Dynamic wide receiver Jamir Tillman is the lone returning starter on offense. The 6'4", 212-pounder, who had 49 receptions for 983 yards as a sophomore and junior, runs great routes and has excellent hands. 

Senior slotback Dishan Romine had a breakout season in 2015, ranking third on the team with 378 rushing yards. The speedster averaged 10.5 yards per carry. Shawn White takes over the all-important fullback position, which has always set the tone in the triple-option. White, remarkably agile and athletic for a 255-pounder, has only 28 career carries and must prove he can handle the pounding that comes with being the featured runner.

Left guard Adam West and right tackle Robert Lindsey are the most experienced members of a rebuilt offensive line. Lindsey started four games while West started one in 2015. 

 

Previewing Navy’s Defense for 2016

, which includes an in-depth look at all 128 teams, features and predictions for the upcoming season.

Inside linebackers Daniel Gonzales and Micah Thomas lead a list of six returning starters from Navy’s strongest defense of the current triple-option era. Under the direction of first-year coordinator Dale Pehrson, the Midshipmen ranked 26th in scoring defense and 40th in total defense with 21.8 points and 364.9 total yards allowed per game.
 
Pehrson implemented a more aggressive philosophy that produced 15 fumble recoveries, most in the nation.   

Thomas was second on the squad with 73 tackles while Gonzales was fourth with 65 despite missing two games due to injury. All four starting linebackers return, with Josiah Powell and D.J. Palmore manning the outside spots. 

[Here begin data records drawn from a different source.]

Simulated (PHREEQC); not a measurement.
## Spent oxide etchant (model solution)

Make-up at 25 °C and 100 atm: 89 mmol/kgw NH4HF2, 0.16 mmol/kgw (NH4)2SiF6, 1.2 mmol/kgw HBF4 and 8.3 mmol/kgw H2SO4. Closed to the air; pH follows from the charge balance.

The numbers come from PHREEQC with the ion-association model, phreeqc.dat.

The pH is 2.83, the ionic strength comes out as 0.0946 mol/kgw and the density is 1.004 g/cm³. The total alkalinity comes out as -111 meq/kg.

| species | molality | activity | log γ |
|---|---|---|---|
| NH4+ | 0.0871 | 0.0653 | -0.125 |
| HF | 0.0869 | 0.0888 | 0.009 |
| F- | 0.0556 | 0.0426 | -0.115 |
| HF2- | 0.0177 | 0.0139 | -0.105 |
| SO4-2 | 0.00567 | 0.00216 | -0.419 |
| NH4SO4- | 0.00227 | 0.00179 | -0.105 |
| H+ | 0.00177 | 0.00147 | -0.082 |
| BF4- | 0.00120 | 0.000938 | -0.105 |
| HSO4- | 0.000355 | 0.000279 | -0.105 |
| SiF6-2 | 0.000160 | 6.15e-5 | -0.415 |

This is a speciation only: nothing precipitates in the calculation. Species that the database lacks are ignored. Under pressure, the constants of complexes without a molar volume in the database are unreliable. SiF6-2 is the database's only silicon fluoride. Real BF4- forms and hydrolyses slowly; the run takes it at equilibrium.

Navy graduated two outstanding defensive linemen in nose guard Bernie Sarra and left end Will Anthony. Sarra was a brick wall who could take on double-teams and hold the point of attack. Anthony lived in opposing backfields in totaling 22.5 tackles for a loss his last two seasons. Patrick Forrestal (6'4", 305) certainly has the size to man the middle but must prove he has the strength and stamina to be stout against the run. Amos Mason, the returning starter at right end, showed playmaking ability with five tackles for a loss, four pass breakups and three quarterback hurries in 2015. 

Free safety Daiquan Thomasson assumes the leadership role in the secondary. He started the final nine games of the season and secured the game-clinching interception against Army. This unit also received a boost after spring practice when cornerback Brendon Clements was reinstated to the team.

Previewing Navy’s Specialists for 2016


Alex Barta was impressive in his first season as the starting punter with a 41.6-yard average. Navy lost a solid two-year placekicker when Austin Grebe graduated. D.J. Grant-Johnson, who boasts a strong leg, seized the job during spring practice. Romine developed into a dangerous kickoff return threat, averaging 27.3 yards on 24 attempts. Coach Ken Niumatalolo made special teams a particular emphasis during spring.  

Final Analysis  

Navy took the American Athletic Conference by storm in its inaugural season as a member. The Midshipmen won’t sneak up on anybody in 2016, having earned the respect of all opponents while sharing the West Division crown with Houston. Navy has posted winning seasons capped by bowl berths in 12 of the last 13 years, and there is no reason to believe the Mids won’t reach that standard again. An Oct. 1 showdown with Air Force in Colorado Springs will go a long way toward determining whether Navy captures the coveted Commander-in-Chief’s Trophy for the 11th time since 2003.